What you should be doing, Q-Tip, is amplifying. Q-Tip's 1999 Magnum Opus, Amplified, is, in my opinion, a masterpiece. Amplified is my favourite hip-hop album of all time; it's the Imagine by John Lennon to Beats, Rhymes and Life, which is the Let it Be of A Tribe Called Quest, if you follow me.
Pretty much every song on Amplified is kickass, except for the one featuring the lead singer of Korn (which nobody on Earth should ever have to listen to. However, the real pick of the Amplified litter is "Vivrant Thing", the album's lead single and one of the best, coolest, sexiest, and chillest songs ever written. But, above all else, "Vivrant Thing" is a love song. Listeners less perceptive than I might fail to catch that the marrow, the pith, the quintessence of this work, it that it is an ode to the Truest Love of Life. Here, let me explain it to you with my full lyrical analysis:
"Even though we both fly/Give each other space and not the evil eye/Acting like grown-ups..."
This is SO important in a relationship! Just because you and your beloved are obviously flyer than everyone else, it doesn't mean you should ignore all the other people in your life who you are less fly than y'all, or else you will get burnt out on all the fly, and the relationship will crumble.
"[She's] imprinted on my mind every minute/Make my plans and you always in it."
You know you love someone when they make going to the passport office fun; I'm assuming this is what Q-Tip is essentially trying to communicate here.
"And when we both do hemp/We go on and on and on and on and..."
on and on and...
It is a good idea to date somebody who smokes exactly the same amount of weed as you. If not, you'll feel judged, or else feel tempted/entitled to be a bitch about how the aroma of pot smoke is "annoying" to you.
"[She's] sweeter than Ben and Jerry['s]."
That's a cute thing to say about your girl. What a little sweetheart cub Q-Tip is! You can hear in his voice that he treats this girl like gold.
Plus we can hold a convo/Or go to the movies, my crib, whatever, yo."
This relationship is the real deal.
"Just wanna see you by my side/We on 95, know the stash is in the ride."

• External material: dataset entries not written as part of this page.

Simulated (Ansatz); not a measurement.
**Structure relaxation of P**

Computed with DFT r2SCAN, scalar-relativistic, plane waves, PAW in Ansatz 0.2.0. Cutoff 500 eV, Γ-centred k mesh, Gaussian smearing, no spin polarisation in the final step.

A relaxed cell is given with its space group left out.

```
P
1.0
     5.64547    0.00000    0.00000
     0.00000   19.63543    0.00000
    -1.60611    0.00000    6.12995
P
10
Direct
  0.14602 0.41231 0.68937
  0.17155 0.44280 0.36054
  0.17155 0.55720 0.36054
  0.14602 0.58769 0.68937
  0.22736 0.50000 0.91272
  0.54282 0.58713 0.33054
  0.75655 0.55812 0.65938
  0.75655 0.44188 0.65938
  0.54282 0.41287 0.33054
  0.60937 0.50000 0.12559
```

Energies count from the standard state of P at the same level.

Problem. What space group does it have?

That sounds better than anything! Cruising down a freeway with your hot bf (who is Q-Tip in this situation, which is FINE BY ME), drinking a giant Diet Coke Slurpee, singing along to "Be True to your School" by the Beach Boys, touching the back of each other's necks the way people in love always do that, safe in knowing that you've got hella pot and snacks tucked away in an eco-friendly tote bag in the backseat, etc.
In the most sinister days of January, I am constantly skipping twenty-five songs through my iPod shuffle to get to "Vivrant Thing". I listen to it power-walking down slushy Queen Street West, all bundled up in my gold GapKids puffa, and imagine myself dancing to it like crazy at a bar someplace in New York City, wearing this sparkly grey tank dress I have from, um, OId Navy Kids and hanging out with all my New York bros in the sweatiest heat of deep July. And then I click twenty-five songs more to get to "Maggie's Farm" by Bob Dylan, and then I give up and take a cab home.